Working with Xarray#

Xarray is a class of objects added to the regular python system that allows storing data in a more organized method. The format is very similar to netCDF classic model (netCDF3). It can read netCDF files efficiently and handle some issues associated with incorrectly designed netCDF files.

Xarray also has extetions to use the Numpy, Pandas, Dask and SciPy libaries directly. Think of Xarray as a tool for organizing data in a way that other libaries can be used on the data efficiently.

The primary difference between Xarray and Pandas is that Pandas is designed to handle 1-D data while Xarray can handle n-D data and metadata about the data.

The one downside is that Xarray has very powerful functions with less great documentation. May need to dig a bit to get the best way to perform a task.

import numpy as np
import xarray as xr  # Convention is to import xarray as xr

DataArray#

Here we create some data with Numpy and put into an Xarray DataArray. Notice how there is a concept of dimentionality built into DataArray. “xarray.DataArray (dim_0: 10000)”. But because we didn’t define the dimention name a generic one was created for us.

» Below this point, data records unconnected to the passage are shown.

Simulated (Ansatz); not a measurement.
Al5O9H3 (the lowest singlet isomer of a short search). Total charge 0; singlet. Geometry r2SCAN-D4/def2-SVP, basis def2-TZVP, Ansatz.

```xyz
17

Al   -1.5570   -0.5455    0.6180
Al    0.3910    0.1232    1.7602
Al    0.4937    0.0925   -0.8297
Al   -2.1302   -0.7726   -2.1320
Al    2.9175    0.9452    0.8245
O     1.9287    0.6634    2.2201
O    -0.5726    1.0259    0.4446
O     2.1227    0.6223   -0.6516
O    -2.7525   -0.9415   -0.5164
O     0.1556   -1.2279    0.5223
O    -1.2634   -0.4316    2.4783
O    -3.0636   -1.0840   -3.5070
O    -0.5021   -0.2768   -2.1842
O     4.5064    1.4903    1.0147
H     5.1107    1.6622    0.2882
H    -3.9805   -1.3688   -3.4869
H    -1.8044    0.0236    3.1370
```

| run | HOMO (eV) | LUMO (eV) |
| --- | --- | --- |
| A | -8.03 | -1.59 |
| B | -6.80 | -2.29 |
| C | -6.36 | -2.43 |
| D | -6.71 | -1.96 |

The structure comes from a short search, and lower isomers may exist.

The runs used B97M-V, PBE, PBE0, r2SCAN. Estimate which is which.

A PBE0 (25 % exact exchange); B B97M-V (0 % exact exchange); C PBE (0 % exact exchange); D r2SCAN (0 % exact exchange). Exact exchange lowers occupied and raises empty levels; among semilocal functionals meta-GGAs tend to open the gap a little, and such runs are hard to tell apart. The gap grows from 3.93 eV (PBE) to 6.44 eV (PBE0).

data = np.arange(10_000)  # This is a numpy array
xr_da = xr.DataArray(data)  # Create the Xarray DataArray using Numpy array.
xr_da

This time create a time array to match the data array shape. Time will be one minute time steps. The time array will become a coordinate variable to describe the values along the dimention we defined and named “time”. The coordinate is set to the time array and the dimention is set to “time” string.

time = np.array('2019-11-01T00:00:00', dtype='datetime64[m]') + np.arange(data.size)
xr_da = xr.DataArray(data, dims=['time'], coords=[time])
xr_da

We can add attributes describing metadata about the data.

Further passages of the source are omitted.